Prince Napoleon Louis Bonaparte (brother to the Emperor) published in 1830, at Florence, a French translation of an old book2 about the sack of Rome, 1527, which gives an account of the family of the writer. But Majorca also puts in a claim to the older Bonapartes; and in 1852, Don Antonio Furio, a learned man, Member of the Royal Academies of Belles Lettres of Barcelona and Majorca, &c., made a declaration as to ‘the rank, dignity, and extinction of the noble family of Bonapart in the island of Majorca;’ and quotes from a book kept in the archives of Palma, in which are preserved the armorial escutcheons of the noble families of the Island, the arms of Bonapart—which were Dexter, on a field Azure, six stars, Or, placed two by two, Sinister, on a field gules, a lion rampant, Or; and the Chief Or, bears a scared eagle, sable. He says the family came from Genoa to Majorca, in which island its members were considered noblemen, and they filled several distinguished offices. In a register of burials relating to knights and gentlemen, written in 1559, the antiquity and nobility of the Bonaparts are clearly authenticated; and it would seem from Don Furio’s account (for all of which he gives chapter and verse) that the learned jurisconsult Don Hugo Bonapart left Majorca and went to Corsica, where, in 1411, he was made Regent of the Chancery of that place; and, as he settled there, his name was inscribed in the Golden Book of France.

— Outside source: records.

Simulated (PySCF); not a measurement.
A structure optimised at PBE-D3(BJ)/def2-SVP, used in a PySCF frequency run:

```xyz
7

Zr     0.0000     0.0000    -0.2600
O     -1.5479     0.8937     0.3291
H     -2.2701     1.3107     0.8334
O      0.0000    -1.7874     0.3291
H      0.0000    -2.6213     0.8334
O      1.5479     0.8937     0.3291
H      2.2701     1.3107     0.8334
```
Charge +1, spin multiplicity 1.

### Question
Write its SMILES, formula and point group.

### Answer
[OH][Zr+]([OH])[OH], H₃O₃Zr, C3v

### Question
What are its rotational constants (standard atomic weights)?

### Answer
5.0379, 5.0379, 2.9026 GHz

This seems pretty circumstantial, until another theory appears—namely, his Greek extraction. Sir J. Emerson Tennent says:3 ‘There is a story relative to the family name of the Bonapartes, that somewhat excites curiosity as to the amount of truth which it may contain. In 1798, when Napoleon was secretly preparing for his descent upon Egypt, among other expedients for distracting and weakening the Porte, French emissaries were clandestinely employed in exciting the Greeks in Epirus, and the Morea, to revolt. In Maina especially (the ancient Sparta), these agents were received with marked enthusiasm, on the ground that Bonaparte was born in Corsica, where numbers of Greeks from that part of the Morea had found an asylum after the conquest of Candia, in 1669, but they were eventually expelled by the Genoese.

‘One of the persons so employed by Napoleon to rouse the Greeks in 1798 was named Stephanopoli; and one of the arguments which he used was, that Napoleon himself was a Greek in blood, and a Mainote by birth, being descended from one of the exiles who took refuge at Ajaccio in 1673. The name of this family, he said, was Calomeri, Καλόμερις,4 which the Corsicans accommodated to their own dialect by translating it into Buonaparte.’

Another writer, signing himself Rhodocanakis, in the same periodical,5 says: ‘I am happy to be able to assert with confidence, and on the authority of General Kallergis, the intimate friend of the present Emperor, of Prince Pitzipios, and others, that the story devised by Nicholas Stepanapoulos, and mentioned by his niece, the Duchesse d’Abrantes, in her Memoirs, that Napoleon was a Greek in blood, and a Mainote by birth, being descended from the family of Calomeri, who took refuge at Ajaccio, Corsica, was never authoritatively denied. On the contrary, both the first and third Napoleon appeared pleased at the story, whenever it was alluded to in their presence; probably because they thought it good policy not to deny what they might in future wish to turn to their advantage. As regards the name of Καλομέρης or Καλόμερος, there are still many families of that name in Greece.’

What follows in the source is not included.